After the successful training of a larger model using the most frequent keywords, we decided to focus on a simple clustering scheme. To recap the situation: we learned a model on the top-400 feature words and we set the number of latent topics to 50. Furthermore, the input data was combined with the co-occurence matrix.
We thought some time about a function to convert the input space into the feature space. Due to the very high sparsity in the original space, we decided to start with a simple mapping that just calculates the overlap of a topic neuron t with the feature words x: |x AND t| / |t|. This procedure is repeated for each topic neuron. The result is a vector with 50 overlap measurements for each data sample x.

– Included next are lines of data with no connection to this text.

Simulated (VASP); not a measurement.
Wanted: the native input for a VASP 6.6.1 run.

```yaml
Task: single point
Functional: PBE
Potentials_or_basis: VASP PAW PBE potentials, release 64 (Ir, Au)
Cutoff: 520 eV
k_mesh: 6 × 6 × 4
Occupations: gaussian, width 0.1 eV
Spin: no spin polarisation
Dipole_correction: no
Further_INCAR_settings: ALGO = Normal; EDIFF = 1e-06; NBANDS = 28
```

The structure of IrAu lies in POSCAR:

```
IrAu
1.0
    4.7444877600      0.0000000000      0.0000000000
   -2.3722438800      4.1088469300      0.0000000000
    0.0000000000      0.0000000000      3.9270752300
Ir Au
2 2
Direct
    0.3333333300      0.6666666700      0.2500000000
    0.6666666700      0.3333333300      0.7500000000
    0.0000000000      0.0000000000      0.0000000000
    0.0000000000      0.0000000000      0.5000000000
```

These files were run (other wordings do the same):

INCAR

Before we continue, we need to elaborate on some restrictions of the training data. As we mentioned before, each movie is described a small set of keywords to capture the mood and the topics of a movie. In general, it is very likely that the meta data is either incomplete or that the keywords are not sufficient to capture the whole depth of a topic.
If we take ‘Captain America’ as an example, some keywords could be ‘hero’, ‘soldiers’, ‘superpower’ or ‘patriotism’. Since such meta data is usually provided by humans, we expect some variance and different emphasis regarding the topics. For our example, we consider the case that the keywords focus on the ‘soldier’-theme and therefore, the ‘superhero’-theme cannot be clearly
inferred from the data.
As a preliminary step, we analyzed the distance in the feature space following a information retrieval approach to find similar movies. The issue we described above explains, why our approach returned so many ‘war’ movies when we performed top-k retrieval for ‘Captain America’. The situation is no single case, it can happen with every movie because it is possible that a movie was only tagged with a few keywords to describe all topics or that the keywords only describe a single topic.
However, except for some hurdles we found the system works very well on some genres. For instance, the nearest neighbors of the movie ‘Batman’ are: Batman Returns, Batman & Robin, Batman Forever, Blade, Spider-Man and Daredevil.
As we can see, most of the results fall into the superhero genre as one would except. Furthermore, the closest hits are actually Batman films. A perfect match would be all Batman films first but as we mentioned, the actual meta data of the movies is not sufficient to infer such a ranking.
Here we can see a clear limitation of all these methods: A human would be able to extract more specific latent topics for a Batman movie that would allow to cluster all of them, if appropriate, together. However, a machine has to rely on the given meta data and if the data is limited, so are the inferred latent topics. That is one reason why a collaborative approach is sometimes favored because it does not require to provide the meta data explicitly. Instead, the latent factors are derived by the given ratings.
In other words, we need to combine our approach with further meta data to perform a semantic clustering. We did some tests with the genre information but without a proper weighting the influence of the genre leads a very strong bias.
With these results, we do not expect that a ‘perfect’ clustering is possible since some movies themes are not visible if we only consider the meta data.